I especially loved this illustration about the real story of the Titanic.
Perhaps part of our slowness to come to grips with this truth lies in the way the notion of moral imperative has dissipated in much recent Western thought. Did you see the film Titanic that was screened about a dozen years ago? The great ship is full of the richest people in the world, and , according to the film, as the ship sinks, the rich men start to scramble for the few an inadequate lifeboats, shoving aside the women and children in their desperate desire to live. British sailors draw handguns and fire into the air, crying “Stand back! Stand back! Women and children first!” In reality, of course, nothing like that happened. The universal testimony of the witnesses who survived the disaster is that the men hung back and urged the women and children into the lifeboats. John Jacob Astor was there, at the time the richest man on earth, the Bill Gates of 1912. He dragged his wife to a boat, shoved her on, and stepped back. Someone urged him to get in, too. He refused: the boats are too few, and must be for the women and children first. He stepped back, and drowned. The philanthropist Benjamin Guggenheim was present. He was traveling with his mistress, but when he perceived that it was unlikely he would survive, he told one of his servants, “Tell my wife that Benjamin Guggenheim knows his duty” –and he hung back, and drowned. There is not a single report of some rich man displacing women and children in the mad rush for survival.Kevin DeYoung
When the film was reviewed in the New York Times, the reviewer asked why the producer and director of the film had distorted history so flagrantly in this regard. The scene as they depicted it was implausible from the beginning. British sailors drawing handguns? Most British police officers do not carry handguns; British sailors certainly do not. So why this willful distortion of history? And then the reviewer answered his own question: if the producer and director had told the truth, he said, no one would have believed them.

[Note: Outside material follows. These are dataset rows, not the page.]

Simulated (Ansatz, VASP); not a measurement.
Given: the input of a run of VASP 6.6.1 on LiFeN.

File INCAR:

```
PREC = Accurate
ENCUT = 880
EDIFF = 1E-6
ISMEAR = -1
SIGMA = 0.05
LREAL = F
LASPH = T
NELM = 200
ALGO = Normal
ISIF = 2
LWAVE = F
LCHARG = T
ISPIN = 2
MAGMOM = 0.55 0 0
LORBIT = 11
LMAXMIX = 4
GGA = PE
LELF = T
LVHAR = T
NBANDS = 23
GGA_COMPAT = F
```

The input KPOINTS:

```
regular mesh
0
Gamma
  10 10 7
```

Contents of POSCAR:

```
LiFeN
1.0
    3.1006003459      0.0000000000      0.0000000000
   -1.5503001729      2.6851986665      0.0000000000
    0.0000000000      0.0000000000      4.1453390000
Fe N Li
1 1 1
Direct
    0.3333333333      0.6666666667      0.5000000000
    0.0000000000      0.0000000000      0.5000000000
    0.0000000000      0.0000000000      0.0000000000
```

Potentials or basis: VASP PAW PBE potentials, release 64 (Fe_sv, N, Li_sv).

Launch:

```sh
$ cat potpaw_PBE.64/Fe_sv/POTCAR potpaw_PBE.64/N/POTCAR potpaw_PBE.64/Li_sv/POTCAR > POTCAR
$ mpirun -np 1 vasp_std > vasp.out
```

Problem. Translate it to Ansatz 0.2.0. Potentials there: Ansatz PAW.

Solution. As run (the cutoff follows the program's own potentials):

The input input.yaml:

I have seldom read a more damning indictment of the development of Western culture, especially Anglo-Saxon culture, in the last century. One hundred years ago, there remained in our culture enough residue of the Christian virtue of self-sacrifice for the sake of others, of the moral imperative that seeks the other’s good at personal expense, that Christians and non-Christians alike thought it noble, if unremarkable, to choose death for the sake of others. A mere century later, such a course is judged so unbelievable that the history has to be distorted (30-31).